My Lords, it is a privilege to open the Committee stage of this important Bill, the significance of which is demonstrated by the very large number of your Lordships who are present today. The Second Reading debate on the Bill was commended by many observers outside the House as illustrating the expert scrutiny that this House applies to legislative proposals, and I am confident that your Lordships will demonstrate again today the enormous value of this House.
In the first group I shall speak to Amendments 1, 4 and 24, which are in my name and those of the noble Baronesses, Lady Neuberger, Lady Mallalieu and Lady Shackleton of Belgravia. I shall speak briefly because we have much business to get through. I support the Bill, but I think that adequate safeguards are essential.
It would be improved, and some of those who are concerned about it may be reassured, if judicial safeguards were to be added.

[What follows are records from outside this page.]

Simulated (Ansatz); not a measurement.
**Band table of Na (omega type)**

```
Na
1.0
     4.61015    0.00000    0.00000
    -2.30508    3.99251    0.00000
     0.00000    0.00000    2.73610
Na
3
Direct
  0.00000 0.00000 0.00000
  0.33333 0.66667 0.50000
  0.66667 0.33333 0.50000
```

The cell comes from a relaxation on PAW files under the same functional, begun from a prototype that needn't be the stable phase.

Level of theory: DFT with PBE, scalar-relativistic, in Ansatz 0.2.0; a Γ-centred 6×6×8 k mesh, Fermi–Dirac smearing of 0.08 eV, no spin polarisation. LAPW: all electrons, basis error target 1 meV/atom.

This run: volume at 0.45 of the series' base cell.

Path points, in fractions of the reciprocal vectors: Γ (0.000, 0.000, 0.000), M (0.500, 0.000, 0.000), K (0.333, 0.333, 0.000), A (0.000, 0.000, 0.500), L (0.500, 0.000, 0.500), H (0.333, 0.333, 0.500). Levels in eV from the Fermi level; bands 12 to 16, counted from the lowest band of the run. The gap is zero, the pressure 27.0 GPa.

These amendments would require that the person concerned must satisfy a judge of the Family Division of the High Court that they have made a voluntary, clear, settled and informed wish to end their life. Judges of the Family Division already decide the most profound questions of life and death. Can doctors separate two Siamese twins, knowing that one will die but that the operation is necessary to save the life of the other? Should the life support system be turned off for Tony Bland, a victim of the Hillsborough disaster who was in a persistent vegetative state? Judges already decide these questions of life and death—and, tragically, there are many of them—in a principled manner but also with great compassion, and, where necessary, they decide them speedily.
In the Nicklinson case, decided in our Supreme Court in June—I declare an interest because I represented the organisation Dignity in Dying—some of the judges suggested that a judicial safeguard for assisted dying would be appropriate and would provide greater protection for the vulnerable than they have under the present law. The noble and learned Lord, Lord Neuberger, the President of the Supreme Court, said at paragraph 108 of his judgment, that less protection for the vulnerable is provided by the current system of a lawyer from the DPP’s office inquiring after the event into the motives of the person who provided the assistance, and whether the individual concerned was voluntarily ending their life, than under a new law that would require a judge to be,
“satisfied in advance that someone has a voluntary, clear, settled and informed wish to die and for his or her suicide then to be organised in an open and professional way”.
The noble and learned Lord, Lord Wilson, at paragraph 205, and the noble and learned Baroness, Lady Hale, at paragraphs 314 to 316, spoke to similar effect. I respectfully agree with them, and I hope that your Lordships will too. Amendments 1, 4 and 24 would provide for these judicial safeguards. I beg to move.